When she finishes and Eric leaves, his shoulder will be newly emblazoned with three cubist horses charging toward the foreground and one doe-eyed pony. These stand for Eric’s family. The pony is his baby daughter, born one month ago. He chose horses because they’re strong and beautiful and also for superstitious reasons: Tattooing the names or real portraits of the living is bad luck.

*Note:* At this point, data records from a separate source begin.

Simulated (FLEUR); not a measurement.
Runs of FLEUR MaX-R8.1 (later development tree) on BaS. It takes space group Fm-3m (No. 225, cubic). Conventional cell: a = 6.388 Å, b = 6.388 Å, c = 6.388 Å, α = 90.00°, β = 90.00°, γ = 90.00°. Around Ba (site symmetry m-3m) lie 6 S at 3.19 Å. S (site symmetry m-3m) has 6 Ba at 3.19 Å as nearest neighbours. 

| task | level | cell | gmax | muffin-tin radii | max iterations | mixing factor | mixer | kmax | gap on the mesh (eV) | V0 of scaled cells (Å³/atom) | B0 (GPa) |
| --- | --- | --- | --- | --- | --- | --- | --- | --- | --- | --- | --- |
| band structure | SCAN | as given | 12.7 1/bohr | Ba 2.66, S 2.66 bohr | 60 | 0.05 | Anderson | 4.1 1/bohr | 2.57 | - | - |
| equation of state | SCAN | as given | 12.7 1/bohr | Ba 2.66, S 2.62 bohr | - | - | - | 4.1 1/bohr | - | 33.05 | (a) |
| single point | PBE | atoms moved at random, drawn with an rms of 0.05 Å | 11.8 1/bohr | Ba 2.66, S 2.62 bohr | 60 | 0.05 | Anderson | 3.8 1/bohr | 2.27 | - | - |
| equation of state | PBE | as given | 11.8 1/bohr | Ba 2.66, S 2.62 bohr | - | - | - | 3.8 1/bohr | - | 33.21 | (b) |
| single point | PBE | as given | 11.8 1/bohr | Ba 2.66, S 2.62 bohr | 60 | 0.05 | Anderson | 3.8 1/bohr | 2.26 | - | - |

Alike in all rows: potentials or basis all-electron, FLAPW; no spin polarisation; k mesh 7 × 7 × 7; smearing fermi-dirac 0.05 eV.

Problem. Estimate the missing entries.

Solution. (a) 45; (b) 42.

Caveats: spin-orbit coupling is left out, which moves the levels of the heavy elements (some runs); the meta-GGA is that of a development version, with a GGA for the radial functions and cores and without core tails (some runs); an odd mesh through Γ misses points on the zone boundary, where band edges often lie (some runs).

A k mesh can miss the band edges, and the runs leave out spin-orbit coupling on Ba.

There is something in Sarah Peacock’s Yorkshire accent and low no-bullshit voice, even before you consider the proud way she carries herself or her own impressive cloak of tattoos—the first one inked, to her parents’ horror, in 1987, in Peterborough, England, a place and time when girls definitely did not get tattoos. “I met a woman with a tattoo, the first woman in my seventeen years,” she says, “and soon as I saw that tattoo, I was like, ‘It is on.’” She snuck out of the house to visit the only tattoo parlor she knew of, where she got a small tribal-style butterfly on her left shoulder blade. It’s a tiny, faded creature now, dwarfed and crowded over by dozens of other designs, so many she has lost track. This doesn’t bother her. Her own multitudinous tattoo experiences blend together in her memory, and the finished product on her skin seems almost beside the point. Instead, she exists entirely in the moment between the ink she has just laid down and the ink she’s about to apply, always with a clear-eyed, placid anticipation of what’s next. Before she even tells me it’s her job to remain a calm and focused guiding light to clients in distress, I believe her.